How to Consolidate My Mortgage Bills
Do you have two or more mortgages? A home mortgage and a home equity loan or a home equity line of credit? More mortgage bills than you can keep track of? Then you should consider mortgage consolidation.
Home loan consolidation isn't possible for everyone, but if it is possible for you, you could reduce your total monthly payments, reduce your interest rate, and simplify your payments every month. You'll also ensure that you don't miss out of any tax deductions because you couldn't keep track of all the interest statements. Here are the basics you need to know if you're considering consolidating.
What is mortgage consolidation?
Mortgage consolidation is actually mortgage refinance. In most cases, you'll refinance both your first and second mortgages into a single first mortgage. If you have a home equity line of credit with a balance, you can opt to refinance it with the other loans, or you can keep it separate so you can continue to tap the funds when necessary.
How do I qualify to consolidate my mortgage bills?
Follow these four steps to determine whether you qualify for consolidation:
- Total up the balances of all the home loan bills you're considering consolidating.
- Determine the approximate value of your home. Use a real estate Web site or Zillow.com to find sales within the last month in your local area for homes similar to yours. If you can't find any, check the prices for homes currently for sale. Use that to determine a ballpark figure. If your total balance is 80% of that figure or less, you should be able to refinance. If it's more than 80% but less than 100%, you may qualify at a higher interest rate. If you owe more than 100% of the value of your home, you probably won't qualify to refinance.

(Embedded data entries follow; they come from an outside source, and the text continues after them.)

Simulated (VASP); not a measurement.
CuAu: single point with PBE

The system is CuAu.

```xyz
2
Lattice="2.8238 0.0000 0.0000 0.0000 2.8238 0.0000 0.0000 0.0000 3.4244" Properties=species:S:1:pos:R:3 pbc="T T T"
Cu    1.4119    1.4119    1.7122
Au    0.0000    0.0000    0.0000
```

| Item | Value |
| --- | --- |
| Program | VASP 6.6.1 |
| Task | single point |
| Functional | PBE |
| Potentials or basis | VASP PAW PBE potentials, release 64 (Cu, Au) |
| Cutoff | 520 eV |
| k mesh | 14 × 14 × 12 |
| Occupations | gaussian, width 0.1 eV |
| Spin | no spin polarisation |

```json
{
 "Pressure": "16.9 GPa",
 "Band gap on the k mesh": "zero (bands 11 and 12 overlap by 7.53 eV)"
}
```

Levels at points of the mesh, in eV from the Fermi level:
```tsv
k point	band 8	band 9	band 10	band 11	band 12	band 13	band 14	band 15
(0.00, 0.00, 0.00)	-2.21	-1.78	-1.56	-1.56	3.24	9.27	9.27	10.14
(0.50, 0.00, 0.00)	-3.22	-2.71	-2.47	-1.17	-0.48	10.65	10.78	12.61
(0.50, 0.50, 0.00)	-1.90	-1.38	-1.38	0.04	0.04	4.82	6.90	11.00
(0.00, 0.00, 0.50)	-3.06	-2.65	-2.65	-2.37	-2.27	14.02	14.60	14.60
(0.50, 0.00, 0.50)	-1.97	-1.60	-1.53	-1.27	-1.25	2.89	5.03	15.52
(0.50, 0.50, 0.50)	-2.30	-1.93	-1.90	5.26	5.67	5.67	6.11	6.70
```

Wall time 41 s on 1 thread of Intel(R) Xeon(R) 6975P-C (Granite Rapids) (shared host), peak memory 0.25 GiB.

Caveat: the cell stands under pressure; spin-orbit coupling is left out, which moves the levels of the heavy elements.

- Check your credit reports and score. Remove any errors on your report.
- Apply for a mortgage refinance loan at a few banks. Carefully review the fees, interest rate, and costs for each offer, and then make your selection.
How is mortgage consolidation different from other forms of consolidation? Unlike many other forms of loan or bill consolidation, you're only including home loans in the refinance. Because of this, you shouldn't see an increase in your total loan balance, except a few thousand dollars if you roll closing costs into the loan. Other forms of consolidation add unrelated debts to your mortgage balance, which increases the total loan balance.
You may pay more fees with a home refinance than with other forms of debt consolidation, however. Home refinance loans require appraisals and other closing costs that student loan consolidations and credit card balance transfers don't.
Does home refinance put my home at risk?
If you're currently able to afford your payments for all your home loans, then mortgage consolidation via a home refinance won't put your home at additional risk for default. Consolidating all your home loans into one loan with one monthly payment may even save you a little money every month.
However, if your home loan balances total more than the value of your home and you can't afford the current payments, then your home may already be at risk.
If you have too many mortgages and think you're probably overpaying on interest, consider mortgage consolidation today. You'll be glad you did.